[GOP Corruption]
The Superfecta of Sleaze
As Sandra noted in comments below, Scooter Libby plead "not guilty" this morning. This is bizarre for a number of reasons. Most obviously: he is guilty. How he dodges this is beyond me. But this also sets up a potentially administration-destroying trial that will at the very least drag on for weeks and continue to embarrass Bush and Cheney. Surely Libby knows there's a pardon waiting for him, so why not just take one for the team?
The WaPo is also reporting that Rove may get shoved out. This, too, seems like a no-brainer. In his official capacity, Rove is extraneous, and in his actual capacity--puppet master--he doesn't need to be on the payroll or even on the premises. A phone and DSL line and he's ready to seemlessly transition into the "private" sector.
(Last night, NPR reported an interesting thing that now makes me think Rove won't be indicted. Apparently it's kosher to lie like a cheap rug to the grand jury for your first three visits if you then "correct the record" on your fourth--which is what Rove did. No perjury nor even, apparently, obstruction of justice--which creates a hell of a loophole. You can obstruct justice for a year and then "correct the record" for a stay-out-of-jail card.)
But that's just politics. In the most disturbing recent news, it turns out the CIA has a network of secret prisons scattered across the globe.
This defies comment, except to say that if the CIA feels it needs to have secret prisons, gentle Americans probably don't want to know what goes on in them.
The CIA has been hiding and interrogating some of its most important al Qaeda captives at a Soviet-era compound in Eastern Europe, according to U.S. and foreign officials familiar with the arrangement.
The secret facility is part of a covert prison system set up by the CIA nearly four years ago that at various times has included sites in eight countries, including Thailand, Afghanistan and several democracies in Eastern Europe, as well as a small center at the Guantanamo Bay prison in Cuba, according to current and former intelligence officials and diplomats from three continents.
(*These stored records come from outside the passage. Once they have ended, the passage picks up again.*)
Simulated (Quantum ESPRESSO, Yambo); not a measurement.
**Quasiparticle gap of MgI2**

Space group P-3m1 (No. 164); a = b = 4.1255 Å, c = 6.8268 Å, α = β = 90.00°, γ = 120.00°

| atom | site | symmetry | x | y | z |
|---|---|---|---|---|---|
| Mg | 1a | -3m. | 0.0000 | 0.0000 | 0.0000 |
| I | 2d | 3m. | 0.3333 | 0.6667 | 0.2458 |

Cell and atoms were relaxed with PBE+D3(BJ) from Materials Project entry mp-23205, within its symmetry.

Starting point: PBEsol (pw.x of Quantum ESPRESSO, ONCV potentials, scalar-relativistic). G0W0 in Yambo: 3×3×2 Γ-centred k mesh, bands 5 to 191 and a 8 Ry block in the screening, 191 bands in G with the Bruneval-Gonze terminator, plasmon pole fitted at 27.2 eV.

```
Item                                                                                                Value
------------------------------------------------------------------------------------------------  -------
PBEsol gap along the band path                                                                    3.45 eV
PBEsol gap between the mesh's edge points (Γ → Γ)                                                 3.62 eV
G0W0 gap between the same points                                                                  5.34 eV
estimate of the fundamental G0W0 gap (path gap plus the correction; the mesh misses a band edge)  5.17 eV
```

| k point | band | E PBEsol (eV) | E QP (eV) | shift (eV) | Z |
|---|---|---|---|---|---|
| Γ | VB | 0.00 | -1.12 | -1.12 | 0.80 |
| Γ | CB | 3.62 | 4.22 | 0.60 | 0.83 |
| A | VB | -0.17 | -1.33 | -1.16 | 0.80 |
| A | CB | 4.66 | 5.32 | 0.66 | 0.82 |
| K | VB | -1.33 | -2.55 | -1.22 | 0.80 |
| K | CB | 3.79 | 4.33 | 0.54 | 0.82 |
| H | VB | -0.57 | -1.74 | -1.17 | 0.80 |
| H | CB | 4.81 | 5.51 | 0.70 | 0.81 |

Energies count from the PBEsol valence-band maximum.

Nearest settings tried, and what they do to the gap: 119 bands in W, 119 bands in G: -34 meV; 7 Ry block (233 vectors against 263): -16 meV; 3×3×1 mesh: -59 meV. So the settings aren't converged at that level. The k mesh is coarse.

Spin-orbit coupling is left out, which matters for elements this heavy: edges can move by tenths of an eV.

Finally, the last item on our superfecta is that ultimate go-to man in the administration, Mikey "Fancy Pants" Brown (link is a .pdf). As Katrina was slamming New Orleans?
From Cindy Taylor, FEMA's public affairs hack on the day of the storm (Aug 29): "My eyes must certainly be deceiving me. You look fabulous -- and I'm not talking about the makeup!"Two days after the storm, we have this exchange between Brown and Marty Bahamonde, one of the only FEMA employees in New Orleans:
Brown's reply: "I got it at Nordsstroms [sic]. Email McBride and make sure she knows! Are you proud of me? Can I quit now? Can I go home?
Bahamonde: "Now I am going to vomit, laughing and swaying simultaneously is not recommended...."Good ol' Brownie. You know, he did a heckuva job.
Brown: "If you'll look at my lovely FEMA attire you'll really vomit. I ama [sic] fashion god."
1 comment:
About the perjury: it may seem weird but it's common. Prosecutors would rather get the perjuror to tell the truth in court (or in a deposition) for the sake of their case than have to prosecute a perjury charge. The get-out-of-jail-free card is the carrot--that's what they use to get perjurors to talk: 'Tell the truth or you go to jail for perjury.' Perjury trials are very rare; they only happen when the perjuror refuses to tell the truth before the original trial ends. With jail staring them in the face and a pissed-off prosecutor who may have lost his case because somebody lied, almost everybody eventually comes clean.
As for the plea, I don't know what he was thinking either. fred thinks they're trying to draw it out until everybody forgets it but a trial like this will have exactly the opposite effect of keeping it in front of us for much longer than if Irving fell on his pen-knife. Maybe they're hoping so much will come out that we'll become massively confused and just want the whole thing to go away, but that strategy already backfired on them with Clinton. Of course, none of these clowns can learn anything new any more, so maybe the lessons of the recent past mean nothing to them.